Updated, 8/9/19, 11:10am PT: Microsoft responded to our request for comment with the same statement it sent to Motherboard earlier this week. The company declined to answer further questions about not explicitly informing users their voice recordings might be shared with outside contractors, how it removes personally identifiable information from these recordings, or if it's planning to make any changes to these processes following the revelations from Motherboard's report. We'll continue to monitor the situation to see if Microsoft releases additional information or regulators expand their inquiries into how tech companies handle voice recordings to include Skype Translate and Cortana.
Original article, 8/7/19, 8:32am PT:
Microsoft became the latest tech company to face criticism for having people listen to ostensibly private conversations today, with Motherboard reporting that contractors help train AI using snippets of audio recorded via the Translate feature in Skype, as well as the Cortana voice assistant.
The report was based on information provided by an anonymous Microsoft contractor, who told Motherboard that "some stuff I've heard could clearly be described as phone sex." He also said workers have "heard people entering full addresses in Cortana commands, or asking Cortana to provide search returns on pornography queries." Motherboard also received internal documents, screenshots and audio recordings backing up these claims.

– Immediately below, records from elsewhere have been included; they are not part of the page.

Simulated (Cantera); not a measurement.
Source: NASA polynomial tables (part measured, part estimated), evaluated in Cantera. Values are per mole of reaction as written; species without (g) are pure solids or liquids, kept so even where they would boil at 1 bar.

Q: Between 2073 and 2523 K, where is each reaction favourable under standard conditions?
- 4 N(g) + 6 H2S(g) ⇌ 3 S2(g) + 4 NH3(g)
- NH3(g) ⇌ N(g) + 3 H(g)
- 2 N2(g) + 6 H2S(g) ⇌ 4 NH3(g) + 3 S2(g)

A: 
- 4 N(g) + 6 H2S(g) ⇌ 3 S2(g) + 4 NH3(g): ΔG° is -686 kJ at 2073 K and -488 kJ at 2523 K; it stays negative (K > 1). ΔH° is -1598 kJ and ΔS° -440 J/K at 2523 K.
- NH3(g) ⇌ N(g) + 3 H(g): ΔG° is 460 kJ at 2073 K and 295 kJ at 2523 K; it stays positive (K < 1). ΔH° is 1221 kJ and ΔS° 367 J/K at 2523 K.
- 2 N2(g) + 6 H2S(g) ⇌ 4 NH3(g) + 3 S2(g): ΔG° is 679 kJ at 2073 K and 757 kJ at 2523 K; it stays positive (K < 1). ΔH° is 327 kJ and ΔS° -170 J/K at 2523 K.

Microsoft is vague about the fact that contractors might listen to audio recordings in its marketing, support documents and privacy policies. The company discloses that it can "analyze" some audio to improve its AI but doesn't explicitly state what that analysis involves. Some people might assume that other AI is being used to double-check existing tools and may not have even considered the possibility of another person listening in.
We reached out to Microsoft for comment in response to Motherboard's report and will update if the company responds. In the meantime, here's the statement it sent Motherboard, which makes it seem like the company doesn't plan to change its handling of audio recordings any time soon:
"Microsoft collects voice data to provide and improve voice-enabled services like search, voice commands, dictation or translation services. We strive to be transparent about our collection and use of voice data to ensure customers can make informed choices about when and how their voice data is used. Microsoft gets customers’ permission before collecting and using their voice data. [...] We also put in place several procedures designed to prioritize users’ privacy before sharing this data with our vendors, including de-identifying data, requiring non-disclosure agreements with vendors and their employees, and requiring that vendors meet the high privacy standards set out in European law. We continue to review the way we handle voice data to ensure we make options as clear as possible to customers and provide strong privacy protections."
This practice isn't--or at least wasn't--limited to Microsoft. Bloomberg reported on Amazon contractors listening to recordings from Alexa in April, VRT NWS reported on similar practices at Google in July and The Guardian followed up a few weeks later, reporting that Apple contractors listened to Siri recordings. Many of the AI-powered services that have become increasingly popular over the last few years were backed up by human workers.
The Hamburg Commissioner for Data Protection and Freedom of Information announced on August 1 that it was investigating Google's use of these contractors to improve the AI in Google Assistant. The regulator told Google not to use real-world recordings in this way for at least three months. It mentioned Amazon and Apple in the announcement, too, which meant Google may not be the only company at risk of legal scrutiny.
Amazon and Apple quickly responded to backlash caused by these revelations. Amazon said on August 2 that it would give Alexa users the option to keep recorded audio snippets private, and that same day, Apple said it was temporarily suspending its program while it conducted a thorough review. The default for both services is still potentially invasive, but at least their users will have the option to keep their audio recordings private.